Tonight in Israel marks the beginning of Memorial Day, when the nation remembers those Jewish people who have fallen in battles or in terror attacks, going back to 1860. Back then in the 19th century, Jewish people began to have their hearts and sights on the return to Zion, to the land from which they were exiled as a consequence of the rejection and crucifixion of the Messiah, but which God had also promised a return. A return to the land, yes; but, even more importantly, a return to Himself. Just last week, Israel remembered the Holocaust — those who died; those who survived; and those ‘Righteous Gentiles’ who helped rescue and save some of the least of Jesus’ brethren (although Israel and the Jewish people do not yet acknowledge Him as their Brother).
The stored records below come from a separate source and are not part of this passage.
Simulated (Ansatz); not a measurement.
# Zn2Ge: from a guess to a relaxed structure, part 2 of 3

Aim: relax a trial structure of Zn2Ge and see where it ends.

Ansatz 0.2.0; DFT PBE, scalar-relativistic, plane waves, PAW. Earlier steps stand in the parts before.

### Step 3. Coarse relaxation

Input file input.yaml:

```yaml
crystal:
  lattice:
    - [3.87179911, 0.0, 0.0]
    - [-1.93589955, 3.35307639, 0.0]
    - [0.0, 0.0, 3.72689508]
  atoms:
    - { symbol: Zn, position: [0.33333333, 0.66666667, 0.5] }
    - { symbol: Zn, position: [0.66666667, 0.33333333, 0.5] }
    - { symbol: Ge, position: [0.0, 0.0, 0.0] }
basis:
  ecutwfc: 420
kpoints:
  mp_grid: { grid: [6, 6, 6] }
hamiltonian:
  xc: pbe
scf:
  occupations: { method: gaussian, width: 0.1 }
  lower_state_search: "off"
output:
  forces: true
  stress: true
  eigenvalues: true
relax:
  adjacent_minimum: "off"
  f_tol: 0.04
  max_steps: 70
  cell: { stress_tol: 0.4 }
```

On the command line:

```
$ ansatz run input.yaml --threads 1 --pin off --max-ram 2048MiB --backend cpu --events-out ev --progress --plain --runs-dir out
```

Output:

Israel remembers and celebrates her 63rd Independence Day tomorrow night, immediately on the heels of appreciating those who have died on behalf of their nation and country. The establishment of the State of Israel is not the fulfillment of prophecy, but a present fulfilling of God’s own promise and oath to the fathers of the Children of Israel. It is still a work in progress: not only to bring more Jewish people ‘back home’, but, again, also to bring the Chosen People back to their Father and King. Israel’s true freedom will only be attained when she becomes dependent upon her Savior King.
For most Jewish Israeli people — and for discerning Christians — Israel’s re-establishment back in this land is a cause of celebration of what God is doing, as the day nears for the return of the Lord to restore the Kingdom of the Father back to Israel and to the whole world which He made. It is a great day as we acknowledge the goodness of God to His people. Most Israelis do not honor God for this miracle of not only her survival, but of her thriving in the face of much opposition. Nor do they honor the Son, who said that He did not come to annul any of God’s promises, but to fulfill them.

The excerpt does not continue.